There's a building being destroyed across the street. From where I stand, I can see the dust rising, catching the wind, and floating west. I can see the mechanical claws of the excavator ripping apart the roof, sheet by sheet. I can hear the scraping of the claw and a rummaging of concrete, scrap metal, and wood as an impersonal beast creeps forward. Every so often, when the traffic is calm, I can hear the indistinct clamoring of indistinct workers in T-shirts and blue jeans.
The building buckles, cracks, and wails as the claw rips into its side. A wall turns to rubble as steel pipes are ripped out of the second floor. The building sits still, stoically. What's the building thinking of? What's a building supposed to be thinking of, as its face it torn from its body? In the last moments of its death, what would flash before an abandoned hotel's eyes?

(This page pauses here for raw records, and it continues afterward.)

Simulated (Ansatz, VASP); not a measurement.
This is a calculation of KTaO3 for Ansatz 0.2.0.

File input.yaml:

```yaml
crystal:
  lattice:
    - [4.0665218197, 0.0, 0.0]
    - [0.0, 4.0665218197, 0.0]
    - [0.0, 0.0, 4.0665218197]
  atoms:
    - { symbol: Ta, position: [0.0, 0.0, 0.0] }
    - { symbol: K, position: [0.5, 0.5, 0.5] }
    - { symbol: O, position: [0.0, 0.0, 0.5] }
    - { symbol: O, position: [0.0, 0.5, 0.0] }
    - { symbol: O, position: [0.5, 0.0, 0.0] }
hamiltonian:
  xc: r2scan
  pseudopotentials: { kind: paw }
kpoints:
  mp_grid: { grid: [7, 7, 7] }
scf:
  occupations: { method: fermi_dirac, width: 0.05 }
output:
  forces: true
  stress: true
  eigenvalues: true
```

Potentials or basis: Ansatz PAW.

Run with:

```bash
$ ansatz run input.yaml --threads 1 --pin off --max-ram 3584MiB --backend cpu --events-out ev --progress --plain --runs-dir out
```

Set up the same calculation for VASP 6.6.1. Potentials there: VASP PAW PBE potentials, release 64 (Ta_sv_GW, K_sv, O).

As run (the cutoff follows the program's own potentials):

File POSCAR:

The first answer is that it cannot see, it cannot remember, and it cannot think. Nothing would flash before its eyes. For us, we would perhaps recall our friends, family, and loved ones; but a hotel cannot even form relationships, not really. The relationship that a hotel has with its tenants is the same relationship that a whore has with their clients: it’s deeply intimate, yet necessarily transient. A hotel is not something to rely on. It’s not something that you can come home to every night and stay sane. No one can get married to their prostitute. No one can live in their hotel room.
Though, it’s not necessary to live in something to gain value from it. Perhaps, for someone, this was a refuge from an abusive husband, the place where a fearful mother took her kids for a night’s rest away from the punched-out walls of their home. Maybe it was an old homeless woman’s shady relief from the beaming demon of the Oklahoma sun. Maybe it was the last place a young gang member saw before he faced his death at the end of a gun barrel. Maybe it was where a heroin addict took his last breaths before slowly injecting just a few milliliters too much euphoria into his wooden veins.
Maybe it was all of these things and more. Maybe it was none of these things. I can’t say. I never needed to stay there. For me, it will forever remain a Schrödinger’s cat. I never slept in its maybe roach infested, maybe comfortable beds. I never stepped on its maybe sticky, maybe well-kept floors. I never flushed its maybe dysfunctional, maybe clean toilets. This essay is a reflection on potential human experiences that I have never had, never wanted to have, and, now, cannot have.
We all lost a bit of our freedom today. We will never, ever be able to stay in that ghetto hotel on the corner of Cache and 12th street. I will never be able to write this article again for the first time, and you will never be able to read it for the first time.
It’s a simple consequence of time that, so long as we are mortal, we are slowly running out of truly unique experiences and slowly running out of time in which we can experience. We lose our freedom with every act of destruction, but also with every act: with every nap taken, every book read, every person spoken to, and every hour passed.
There’s not much left of the building now. The rubble is being placed into a storage container, presumably destined for some sort of industrial landfill, recycling center, or scrapyard: a graveyard and a nursery. Matter can neither be created nor destroyed, after all. The building will live again. Eventually, schizophrenically, in some strange sort of reincarnation, the building will live again. Its roof melted into new sheets, its wood becoming fire, and its dust becoming soil. Its soul will live on in the same way. Eventually, sporadically, it will re-emerge in old advertisements, old stories, and old minds. Maybe it will flash before someone's eyes in their last moments.
A building has been destroyed across the street, and I hope it means more than the apathetic excavator would lead me to believe.